Dangerous trees at Kin

Three trees affected by spring flooding at Kin beach have become dangerous and need to be chopped down, but the problem could be much more extensive than that.

Members of the Greater Vernon Advisory Committee learned Thursday there were a number of trees in local parks that could be dangerous and an assessment needed to be carried out.

“With flooding this year, there are quite a number of dangerous trees,” said David Sewell, chief administrative officer, for the North Okanagan Regional District, pointing to other areas, including BX Creek Trail and Camp Hurlburt.

Sewell stressed that it was an expensive fix, there was no budget and that the trees would have to be “prioritized.”

But Vernon director Akbal Mund pointed out that an assessment had already been done at Kin where an arborist hired by the City of Vernon pointed to three trees that needed to come down immediately at a cost of approximately $10,000.

“Why do we have to send someone to do another assessment?” Mund asked.

When GVAC chair Juliette Cunningham asked if there was money in the budget for the project, Sewell replied, “The answer is no.”

“What options do we have?” asked Mike Macnabb, electoral area C director. “Do we run out with yellow tape and say 'do not enter'? Do we cough up 10 grand? What would be the next step in this?”

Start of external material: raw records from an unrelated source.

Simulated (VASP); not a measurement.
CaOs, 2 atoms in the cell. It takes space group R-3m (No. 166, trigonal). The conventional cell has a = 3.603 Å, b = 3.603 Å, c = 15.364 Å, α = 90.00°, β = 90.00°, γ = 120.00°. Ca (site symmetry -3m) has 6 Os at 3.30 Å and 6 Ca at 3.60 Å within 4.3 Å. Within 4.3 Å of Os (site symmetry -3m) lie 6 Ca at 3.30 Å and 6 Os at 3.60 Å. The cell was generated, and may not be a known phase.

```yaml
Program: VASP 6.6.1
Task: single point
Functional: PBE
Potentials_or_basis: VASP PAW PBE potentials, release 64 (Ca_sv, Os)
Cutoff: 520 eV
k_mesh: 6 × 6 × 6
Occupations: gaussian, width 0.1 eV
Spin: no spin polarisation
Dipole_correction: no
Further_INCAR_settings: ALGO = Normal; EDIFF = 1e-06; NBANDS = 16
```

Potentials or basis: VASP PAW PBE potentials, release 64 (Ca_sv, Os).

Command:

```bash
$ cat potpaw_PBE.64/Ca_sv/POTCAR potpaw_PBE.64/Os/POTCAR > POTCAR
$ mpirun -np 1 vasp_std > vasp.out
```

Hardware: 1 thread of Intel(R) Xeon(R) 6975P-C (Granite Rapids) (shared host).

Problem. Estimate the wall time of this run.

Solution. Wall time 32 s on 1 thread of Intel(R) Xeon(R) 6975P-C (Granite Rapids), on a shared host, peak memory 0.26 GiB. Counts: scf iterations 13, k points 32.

Sewell said a comprehensive risk assessment could be accomplished through the fall with implications for next year's budget prompting an outburst from Vernon director Bob Spiers.

“If there is an immediate risk, let's damn well do something about it,” Spiers said.

Macnabb said the Ministry of Forests might do the job for free. Meanwhile staff are to request a risk assessment of Greater Vernon trails.